The THz electric field transients are fully characterized by an electro-optic sampling (EOS) setup using 500 µm thick GaP as the sampling crystal. The EOS consists of a standard configuration of a λ/4 plate, followed by a Wollaston prism and a balanced photo detector, while a small fraction of the excitation beam serves as the probe beam. The delay is facilitated by a retro-reflector shaking at 15 Hz, providing fast data acquisition [35] and direct visualization of the THz electric field on an oscilloscope. The power values are measured with a calibrated pyroelectric detector (Ophir RM9-THz), and the values obtained were cross checked with a second detector from a different manufacturer (Gentec THZ12D-3S-VP).
We paid special attention to avoiding any residual scattered light of the strong pump laser on the detector, that would otherwise compromise the power measurement. While the main part of the pump beam is separated from the THz beam by the large hole in the first aluminum mirror, any remaining light that hits this mirror is further scattered by the rough aluminum surface, which is not a perfect reflector for the NIR. Pump photons that still reach the detector are then blocked off by a sheet of black paper, whose transmission was characterized using the EOS. We ensured that all remaining pump photons are sufficiently blocked by comparing the transmission obtained from the EOS with that obtained from the power meter, when placing a second sheet of paper in front of it, which showed excellent agreement. The whole setup can be purged with dry nitrogen in order to reduce water absorption of the THz radiation in air.

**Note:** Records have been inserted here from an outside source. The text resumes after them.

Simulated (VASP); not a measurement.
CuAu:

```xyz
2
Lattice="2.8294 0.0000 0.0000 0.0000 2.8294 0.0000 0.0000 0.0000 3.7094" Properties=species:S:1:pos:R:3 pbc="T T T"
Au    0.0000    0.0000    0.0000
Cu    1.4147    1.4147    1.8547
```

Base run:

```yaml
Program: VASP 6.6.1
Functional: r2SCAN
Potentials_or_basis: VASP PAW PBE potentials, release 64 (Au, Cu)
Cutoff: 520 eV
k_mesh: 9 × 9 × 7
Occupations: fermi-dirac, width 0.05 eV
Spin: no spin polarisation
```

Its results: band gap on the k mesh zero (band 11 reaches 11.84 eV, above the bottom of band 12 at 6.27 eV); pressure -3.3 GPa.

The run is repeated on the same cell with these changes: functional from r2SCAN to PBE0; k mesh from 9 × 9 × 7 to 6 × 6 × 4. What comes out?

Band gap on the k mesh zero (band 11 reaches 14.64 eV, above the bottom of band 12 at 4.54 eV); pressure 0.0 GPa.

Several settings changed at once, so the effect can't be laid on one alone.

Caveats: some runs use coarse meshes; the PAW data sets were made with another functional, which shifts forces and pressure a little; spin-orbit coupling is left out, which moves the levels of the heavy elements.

Figure 3(a) shows EOS traces for three different crystal thicknesses under purged conditions with approximately 10% relative humidity at the full pump power of 112 W. The electric fields are to scale with respect to each other but were offset in time and amplitude for better visibility. We obtain clean single-cycle THz pulses with minimal ringing, which results from residual water absorption that manifests itself in form of absorption lines in the corresponding spectra (Fig. 3(b)). Note that in the current setup we cannot control the relative humidity precisely, which is the reason for the slight variations in the strength of the water absorption lines observed for different crystal thicknesses. The purging conditions will be improved in the future, thereby possibly also further improving the obtained THz power. We observe a decrease in bandwidth when increasing the crystal thickness, which is expected from phase-matching limitations when using thicker crystals. It is worth noting that our 88 fs pump pulses support even broader bandwidths than we generated with the thinnest crystal available at the time of the experiment. By using thinner crystals, we expect to increase the generated bandwidth up to 7 THz, however most likely at slightly lower average powers due to the decrease in generation length (see power values below). To illustrate the effect of the shorter pump pulse duration compared to our uncompressed oscillator, we added the grey curve in Fig. 3(b), which depicts the THz spectrum measured with a 580 fs long pump pulse (directly from the oscillator, i.e. without subsequent compression) in the same setup, and using a 2 mm crystal. The spectrum was significantly narrower and centered at lower frequencies around 0.6 THz, as expected from the longer pump pulse duration. As an indicative comparison with our current results, using these longer pump pulses we measured a THz average power of 182 µW. However, please note that a direct comparison between the obtained power with long and shorter excitation pulses, using the same crystal thickness is not straightforward, as the longer pump pulses were fully phase matched contrarily to our 88 fs pulses. This difference in phase-matching conditions results in an additional power-loss mechanism in the case of the shorter pulses. We refer to the discussion section below for further details.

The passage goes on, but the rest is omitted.